The Afrikaans language of South Africa tells the varied history and culture of the country in its unique blend of Dutch, Bantu, and many other languages.
Languages can tell the story of a country, especially when its history is as varied as in South Africa. One of the country’s dominant but most controversial languages is Afrikaans, a variant of the Dutch language. It has grown from being a foreign tongue imposed on the local people to become an integral part of the speech and culture of the country, spreading far beyond its original culture and boundaries.
The Vocabulary and Spread of Afrikaans
According to Reinhold F. Hahns of the Lowlands website of Dutch culture and language, Afrikaans began to develop in the seventeenth century as a variant of Dutch and other Lowlands languages brought to Africa by European traders and settlers. Local languages such as the Bantu and Khoisan tongues contributed vocabulary, and eventually even English, French, Portuguese, and Malay left their marks.

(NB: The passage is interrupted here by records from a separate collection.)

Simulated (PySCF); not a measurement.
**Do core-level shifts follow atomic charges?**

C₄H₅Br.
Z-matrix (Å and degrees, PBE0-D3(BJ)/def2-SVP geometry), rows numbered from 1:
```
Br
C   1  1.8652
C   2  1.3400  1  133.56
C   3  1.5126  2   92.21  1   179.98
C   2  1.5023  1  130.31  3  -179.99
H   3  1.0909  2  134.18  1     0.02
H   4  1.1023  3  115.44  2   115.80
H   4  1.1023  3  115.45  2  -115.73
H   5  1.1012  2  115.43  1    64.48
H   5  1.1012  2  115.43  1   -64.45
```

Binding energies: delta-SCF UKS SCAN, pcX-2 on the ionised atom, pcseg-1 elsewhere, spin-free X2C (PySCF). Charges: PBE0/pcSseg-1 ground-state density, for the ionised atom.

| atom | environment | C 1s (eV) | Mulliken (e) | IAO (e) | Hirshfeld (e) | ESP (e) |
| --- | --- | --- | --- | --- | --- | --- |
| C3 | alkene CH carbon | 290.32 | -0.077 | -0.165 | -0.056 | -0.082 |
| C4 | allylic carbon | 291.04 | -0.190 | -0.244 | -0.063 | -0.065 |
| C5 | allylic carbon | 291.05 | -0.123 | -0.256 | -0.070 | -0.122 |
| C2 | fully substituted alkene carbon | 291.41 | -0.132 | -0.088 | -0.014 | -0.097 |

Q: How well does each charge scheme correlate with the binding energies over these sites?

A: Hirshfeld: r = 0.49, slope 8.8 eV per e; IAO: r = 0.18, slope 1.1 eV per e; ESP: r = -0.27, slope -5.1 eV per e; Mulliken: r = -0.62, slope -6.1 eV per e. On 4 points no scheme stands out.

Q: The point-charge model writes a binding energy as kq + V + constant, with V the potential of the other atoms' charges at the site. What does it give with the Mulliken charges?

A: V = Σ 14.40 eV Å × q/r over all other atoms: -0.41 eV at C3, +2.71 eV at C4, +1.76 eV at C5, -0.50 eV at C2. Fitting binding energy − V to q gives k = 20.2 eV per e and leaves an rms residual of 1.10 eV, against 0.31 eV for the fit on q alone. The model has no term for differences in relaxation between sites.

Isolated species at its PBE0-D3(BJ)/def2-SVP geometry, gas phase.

Although most commonly associated with the ruling white population of South Africa’s apartheid days, Afrikaans is spoken by people of all races and is still widely used in South Africa and elsewhere. The Omniglot website even traces the use of the language to such African countries as Namibia and Lesotho and places as far away as Canada, Australia, and Belgium.
The History and Development of Afrikaans
The linguistic ancestry of Afrikaans traces back through Dutch and Low Franconian to the Germanic languages, of which English is a part. Like English, however, Afrikaans has incorporated words from so many different languages that the original roots can be hard to see. Over the three hundred years since the language first began to develop, it has incorporated so many African and foreign terms that although speakers of Afrikaans are generally able to understand Dutch, Dutch speakers are unlikely to be able to comprehend Afrikaans.
Throughout its history, Afrikaans has risen and fallen in importance, taking over from other languages and being overtaken by others. The Omniglot website traces how in about 1815, the Latin alphabet of Afrikaans displaced the Arabic alphabet of Malay in Muslim schools, and how the language eventually rose from the status of local dialect to a recognized language.
Afrikaans Literature and Status as a Language
One of the important criteria distinguishing a language from a dialect is the existence of literature in the tongue. Afrikaans began its journey from the “Cape Dutch” dialect to an independent language when a group of people formed the Genootskap vir Regte Afrikaanders (Society for Real Afrikaners) in 1875 and began to publish dictionaries and other books in Afrikaans, also producing a periodical, Patriot, in the language. In 1925, the government officially recognized Afrikaans as a language of its own, separate from Dutch.
The Decline of Afrikaans
For years, the language was the official tongue of South Africa, dominating local African tongues as the language of power. The end of white minority rule in the country greatly diminished the status of Afrikaans, but the language is still widely spoken in South Africa and around the world, used even by leaders like Nelson Mandela. Throughout the world, approximately six million people, mainly in South Africa, use Afrikaans as their native language.
Afrikaans has come a long way from its beginnings as a dialect of Dutch to its status as the main language of South Africa to its recent decline in importance. As the politics and culture of South Africa continue to change, Afrikaans will change at the same time.